CUSTOMERS CUSTOMERS

Meltdown Patch and the Impact on Infrastructure Supporting Splunk Solutions

The depth and breadth of the impacts of Meltdown and Spectre vulnerabilities surprised many in the industry. While more and more information is being published and patches are released, it’s clear that the impact is very broad and varied. For the most part, applying patches can impact the performance of a system – which in turn can require capacity expansion. This article covers the impact of patches for Meltdown in our internal testing.

As our customers know, no two Splunk deployments are exactly the same. For this reason, how the Meltdown vulnerability and the many layers of operating system patches it requires will affect your environment depends on both the hardware and software applications you’re running. Because so many variables can influence performance, it’s difficult to give broad-based guidance about the best path forward with respect to protecting your infrastructure.

To help guide your evaluation, Splunk conducted a series of performance tests (both in the cloud and on-premises) with characteristic Splunk workloads to help you predict the potential impact the patching may have on your environment.

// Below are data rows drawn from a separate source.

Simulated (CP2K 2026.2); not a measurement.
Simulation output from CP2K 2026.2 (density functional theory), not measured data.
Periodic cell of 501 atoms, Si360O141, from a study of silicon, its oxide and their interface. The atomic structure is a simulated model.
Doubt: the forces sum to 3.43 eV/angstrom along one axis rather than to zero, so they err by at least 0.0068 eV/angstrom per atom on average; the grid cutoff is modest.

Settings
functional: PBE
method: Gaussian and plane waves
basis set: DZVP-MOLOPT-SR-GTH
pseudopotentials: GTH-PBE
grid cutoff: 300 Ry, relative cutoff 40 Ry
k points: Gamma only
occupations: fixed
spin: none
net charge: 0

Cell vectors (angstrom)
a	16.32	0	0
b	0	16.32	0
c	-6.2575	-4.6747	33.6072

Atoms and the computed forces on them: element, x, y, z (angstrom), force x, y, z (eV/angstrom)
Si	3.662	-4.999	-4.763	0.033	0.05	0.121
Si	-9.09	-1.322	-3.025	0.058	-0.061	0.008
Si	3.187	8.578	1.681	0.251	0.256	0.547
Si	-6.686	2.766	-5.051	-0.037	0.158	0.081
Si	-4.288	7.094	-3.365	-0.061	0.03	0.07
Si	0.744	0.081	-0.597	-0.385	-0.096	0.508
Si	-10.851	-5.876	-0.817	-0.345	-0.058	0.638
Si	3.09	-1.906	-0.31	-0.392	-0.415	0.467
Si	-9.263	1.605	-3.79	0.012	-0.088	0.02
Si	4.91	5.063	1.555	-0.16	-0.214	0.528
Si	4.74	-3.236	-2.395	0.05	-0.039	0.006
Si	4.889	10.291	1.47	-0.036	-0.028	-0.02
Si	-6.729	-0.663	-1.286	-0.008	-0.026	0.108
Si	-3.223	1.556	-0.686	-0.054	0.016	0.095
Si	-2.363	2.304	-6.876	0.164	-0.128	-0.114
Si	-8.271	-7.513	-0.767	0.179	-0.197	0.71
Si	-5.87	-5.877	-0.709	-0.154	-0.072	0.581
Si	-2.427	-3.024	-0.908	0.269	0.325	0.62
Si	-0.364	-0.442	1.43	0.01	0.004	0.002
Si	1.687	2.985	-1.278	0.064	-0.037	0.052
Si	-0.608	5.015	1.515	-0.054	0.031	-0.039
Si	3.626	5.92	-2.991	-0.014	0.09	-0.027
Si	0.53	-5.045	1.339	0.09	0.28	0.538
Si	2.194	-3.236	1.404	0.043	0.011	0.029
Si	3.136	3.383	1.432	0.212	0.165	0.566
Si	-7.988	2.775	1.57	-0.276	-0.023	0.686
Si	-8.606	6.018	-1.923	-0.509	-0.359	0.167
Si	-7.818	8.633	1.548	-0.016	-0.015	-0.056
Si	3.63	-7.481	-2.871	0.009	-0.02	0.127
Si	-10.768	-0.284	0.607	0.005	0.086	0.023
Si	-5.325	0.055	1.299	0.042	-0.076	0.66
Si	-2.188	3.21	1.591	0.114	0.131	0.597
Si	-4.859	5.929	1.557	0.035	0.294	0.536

The Splunk testing included performance analyses at the search, index and cluster levels and included different virtualization types, such as Bare Metal, Virtual Machine and VMware, different hardware specifications, and different Linux distribution and kernel versions. Below is the summary test matrix:

  • Virtualization: Bare Metal, Virtual Machine (EC2), VMWare
  • Hardware: Dell PowerEdge C6320 servers, AWS EC2 m5.12xlarge Hardware Virtual Machine (HVM), AWS EC2 c3.8xlarge (HVM)
  • OS: Centos 7.0, Ubuntu 16.04
  • Linux Kernel: 3.10, 4.4, 4.14
  • Splunk: splunk-7.0.1(x86_64)

Overall, the test results show that the post-patch performance impact varies with workload, hardware specification, and the type of virtualization. For workloads that are IO bound, we recommend increasing capacity. Below test results can help guide the degree of capacity increase needed.

Performance baseline and workload impact

We tested the performance baseline with an m5.12xlarge instance on AWS (HVM) with the following specifications:

CPU

Intel® Xeon® CPU E5-2680 v2 @ 2.80GHz (48 vCPU)

Memory

192GB memory

Disk

650GB gp1 EBS (3000 burst IOPS)

OS

Ubuntu 16.04 with Kernel 4.14.12-041412

Splunk Version

7.0.1 on Linux, 64 bit

The performance results vary based on the workload:

  • Measurable: Up to 34% degradation - Highly (buffered) IO bounding workload, such as csv/file lookup operation, forwarding to indexer without SSL encryption (SSL).
  • Modest: Up to 10% degradation - Indexing, search workload with lookup, stats, tstats, forwarding to indexer with SSL, etc. were affected less than the “Measurable” category. These operations are IO bound but less CPU intensive.
  • Small: Up to 5% degradation - CPU bound operations such as data model acceleration, dense search without lookup and stats shows a 5% performance hit in worst case.
  • Minimal: 0 to 5% - Most workloads, including search head clustering, indexer clustering, bundle push and quick search reveal negligible impact.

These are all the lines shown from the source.